In a few of our recent blog posts, we’ve delved into some of the complications surrounding long tail keywords, particularly their limitations in your legal marketing strategies. In essence, because there are so many possible long tail keywords out there, spending time targeting and then improving your ranking for specific keywords can be a waste of time because tiny changes in those targeted phrases can drastically alter your ranking. For example, one article in the Los Angeles Times that dealt with the recent rise in car accidents in the U.S. ranked first for the Google search “spike in car accidents across the country,” but seventh for the Google search “rise in car accidents across the country.”
These same ranking fluctuations impact vanity keywords in the legal field, as well, creating differences in the rankings of semantically identical web searches, like “Boston criminal defense attorney” and “Boston criminal defense lawyer.”
Which raises the question: If you can rank differently for web searches that merely substitute the word “lawyer” for “attorney,” which should you focus your law firm’s marketing efforts on?
After crunching the numbers for criminal defense and personal injury firms in a handful of cities around the country, we found that, based purely on search volume, criminal defense firms should focus on “attorney,” while personal injury firms should generally focus on “lawyer.”
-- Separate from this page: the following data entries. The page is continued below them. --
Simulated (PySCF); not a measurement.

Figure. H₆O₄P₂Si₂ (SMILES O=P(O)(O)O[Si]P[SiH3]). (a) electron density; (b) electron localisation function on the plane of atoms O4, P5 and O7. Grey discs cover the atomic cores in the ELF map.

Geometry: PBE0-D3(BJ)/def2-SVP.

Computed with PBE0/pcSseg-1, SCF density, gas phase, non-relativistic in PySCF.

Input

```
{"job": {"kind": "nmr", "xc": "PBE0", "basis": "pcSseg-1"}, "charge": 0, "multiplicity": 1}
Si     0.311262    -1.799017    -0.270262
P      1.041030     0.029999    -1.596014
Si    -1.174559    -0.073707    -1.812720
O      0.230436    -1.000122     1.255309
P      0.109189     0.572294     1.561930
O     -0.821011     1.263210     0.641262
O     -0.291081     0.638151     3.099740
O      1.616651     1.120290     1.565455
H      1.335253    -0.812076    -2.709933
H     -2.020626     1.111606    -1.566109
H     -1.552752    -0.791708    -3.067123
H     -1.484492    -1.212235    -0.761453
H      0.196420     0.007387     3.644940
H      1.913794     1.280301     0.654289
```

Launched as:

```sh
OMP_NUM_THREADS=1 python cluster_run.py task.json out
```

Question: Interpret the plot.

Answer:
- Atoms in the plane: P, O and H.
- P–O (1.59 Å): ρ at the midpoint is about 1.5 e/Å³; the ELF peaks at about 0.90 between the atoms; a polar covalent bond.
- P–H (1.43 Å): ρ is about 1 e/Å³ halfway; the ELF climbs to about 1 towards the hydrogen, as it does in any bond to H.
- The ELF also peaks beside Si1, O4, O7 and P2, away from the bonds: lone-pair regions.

Methodology: Google Trends
Google tracks every search that every person in the United States enters into its search engine. Obviously, some searches, like “Dallas Cowboys,” get performed more often than others, like “How can I make a cake without flour or eggs?”
Especially popular searches on Google reach the attention of the team in charge of one of Google’s more interesting tools, Google Trends. Every day, they compile visualizations and fascinating stories behind some of the hottest search topics that day.
Less exciting but no less important is how Google Trends lets you compare the relative popularity of certain keywords to each other. This tool tracks how often each selected search term was entered as a Google query over the course of the past year, gives the month with the peak popularity a score of 100, and then scores all the other months according to its relative popularity to the peak score.
For example, if you compare Keyword 1 with Keyword 2 in Google Trends, and Keyword 1 was scored at 100 in January, and Keyword 2 was scored at 50 in February, then you’d know that Keyword 2 was half as popular during that month as Keyword 1 had been, the month prior. If Keyword 1’s score during the following June was only 25, then you’d know that it was one-quarter as popular then, as it was back in January.
Using this tool, we compared the average popularity of vanity keywords for both criminal defense and personal injury law firms in geographically diverse cities in the U.S. over the past year. Using this data, we were able to glean important data on whether keywords using “attorney” were more or less popular than those using “lawyer.”
The Clear Winner in the Criminal Defense World: Attorney
Using this methodology, the data suggests that, in nearly all cities studied, criminal defense firms who rank well for the vanity keyword “criminal defense attorney” in their locale would reach a larger audience than those that rank equally well for “criminal defense lawyer.” Searches for “attorney,” on average, were 14% more popular than searches for “lawyer”:
The Strong Winner in Personal Injury: Lawyer
However, Google Trends results suggest that the opposite is true for law firms in the personal injury field. There, searches for “personal injury lawyer” outpaced searches for “personal injury attorney” by an average of 8%:
Conclusion: Using the Right Vanity Keyword Reaches a Wider Audience
From this data from Google Trends, it’s clear that you can target an audience 10-20% larger, simply by carefully choosing which vanity keyword you target in your firm’s online marketing efforts. This means doing the keyword research for your legal field and your locale, finding out which vanity keyword is used more often by potential clients in online searches, and then hitting that keyword again and again and again in your legal blog.
Caveat: Findings Only as Good as the Data
As with any study, though, the findings can only be as accurate as the data used to get there. We at Myers Freelance operate in the full awareness that there is a lot of misinformation in online marketing studies, and that raw and unbiased data is hard to find, especially in the macro sense. When that data comes from Google, itself – as in the case of Google Trends – it makes us especially skeptical because Google, as a marketing company, has a vested interest in making that data come out in certain ways to improve its apparent value.